In animation wage-slavery, there is fairly decent upfront money, only you’re living hand to mouth where the fruits of your labour are owned by your wage-slave-masters. The most obvious dilemma was that there is no up front money in making your own comic (and potentially no money off the back end either pending public opinion).
My solution to this dilemma: You start with 10 percent of your time commited to making your comic, and 90 percent of your time earning a slave-wage. As you begin making progress with your personal work, you can begin the transitional process. You up the comic time to 30 percent, and then 50 percent, and then 70 percent, and so on until you reach 100 percent.
It’s easy to talk conceptual. But breaking the mind out of the control matrix and diving off the deep end is hard.
This is where I have been stuck, in the 10 – 90 ratio.
During a “Brain Trust” brainstorm last month, Matt Campbell said: “There is a source that has unlimited resources. It’s like an ocean; you can draw a thimble of resources from it every year, or 10,000 gallons every day. It makes no difference to this source because it has an infinite amount. It’s the same source that makes planets and solar systems. All it asks first is that you eliminate fear, judgmental constructs, to be kind, to have love and to be in tune with your surroundings. It will make everything easy (and make all the wrong choices really really difficult).”

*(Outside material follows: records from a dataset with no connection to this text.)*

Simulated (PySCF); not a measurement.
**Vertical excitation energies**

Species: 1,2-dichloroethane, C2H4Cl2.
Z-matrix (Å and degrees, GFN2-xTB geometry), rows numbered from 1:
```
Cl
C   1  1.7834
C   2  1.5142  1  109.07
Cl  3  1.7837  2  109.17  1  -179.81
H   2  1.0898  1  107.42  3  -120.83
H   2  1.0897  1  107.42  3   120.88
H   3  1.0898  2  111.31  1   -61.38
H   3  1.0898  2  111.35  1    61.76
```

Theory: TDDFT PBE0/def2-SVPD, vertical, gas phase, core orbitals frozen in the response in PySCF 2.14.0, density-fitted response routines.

Which made me think how the Bible says something similar in Luke 12: “Then Jesus said to his disciples: “Therefore I tell you, do not worry about your life, what you will eat; or about your body, what you will wear. Life is more than food, and the body more than clothes. Consider the ravens: They do not sow or reap, they have no storeroom or barn; yet God feeds them. And how much more valuable you are than birds! Who of you by worrying can add a single hour to his life? Since you cannot do this very little thing, why do you worry about the rest?”
2009 will be an ultimate experiment in proving all these theories.
After almost a decade of thinking about this, it appears that 2009 is the year I’ll finally begin to make the plunge.
A change in this years day job will free up a good 30 percent more time for comic making. However that 30 percent gained in temporal currency is also 30 percent lost in slave-wages, so suddenly the comic work that used to be extracurricular now has to start pulling some weight. It has graduated to something more than just a hobby.
I get the feeling that the Rubicon is being crossed… and it’s exhilarating.
[audio:songoftheday04.mp3]–
ALL DIALOG IS NOW WRITTEN, INKED, AND LOCKED!!!
Reminder: The production progress of SPY GUY #1 can be monitored via twitter.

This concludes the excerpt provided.